I love The Internet, it came into my life as I became an adult, I’ve watched it change the world, and I find attempts to lock it down to be abhorrent.

I also grew up in a world where intelligence fieldcraft was an in-person activity where it was just about possible for one side to keep track of the other side, or at least hold some kind of leverage, counter-leverage, and counter-counter-leverage to stop the Cold War getting out of control.

The internet, as well as giving us all this freedom to communicate, also gave the Controls of this world — high level intelligence officers based in their home countries but directing operations overseas — a wonderful new lever to influence, harass, and sabotage. Why burn an agent when you can find a useful idiot in a foreign country to agitate on your behalf?

I sympathize with nation states’ urge to be able to see what’s going on online, but I hate the way they’re going about it. How do we balance a free Internet against a need to crack down on foreign influence?

Xelbair 6 hours ago | parent [-]

>I sympathize with nation states’ urge to be able to see what’s going on online, but I hate the way they’re going about it. How do we balance a free Internet against a need to crack down on foreign influence?

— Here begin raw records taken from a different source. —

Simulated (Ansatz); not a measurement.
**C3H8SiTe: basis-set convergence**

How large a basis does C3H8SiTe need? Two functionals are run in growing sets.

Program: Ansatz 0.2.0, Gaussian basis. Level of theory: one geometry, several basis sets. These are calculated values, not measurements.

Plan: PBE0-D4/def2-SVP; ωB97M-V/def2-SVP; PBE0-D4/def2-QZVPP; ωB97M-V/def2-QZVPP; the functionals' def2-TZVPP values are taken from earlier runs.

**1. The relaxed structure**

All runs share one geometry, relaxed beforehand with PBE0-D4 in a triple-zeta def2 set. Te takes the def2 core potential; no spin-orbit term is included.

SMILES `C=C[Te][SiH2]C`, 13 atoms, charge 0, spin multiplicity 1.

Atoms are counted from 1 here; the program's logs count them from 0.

and more importantly - whose influence? how do we pick whom do we ally ourselves with and who we go against? How do we prevent such system from being abused to just entrench current powers that be, and stifle genuine opposition?

If it is done behind closed doors, there's not much difference in EU becoming like Russia or China, with a coat of liberal paint instead.

gorgoiler 6 hours ago | parent [-]

Security services qualitatively have as many fuckups to their name as they do successes. I was listening to a podcast last week about British undercover police fathering children with the women they were undercover with. If the position of the anti-Chat-Control people is that we should reject not just the backdoors but also — on the basis that they just can’t be trusted — the whole idea of a national, secret security service, then they should be open and say so.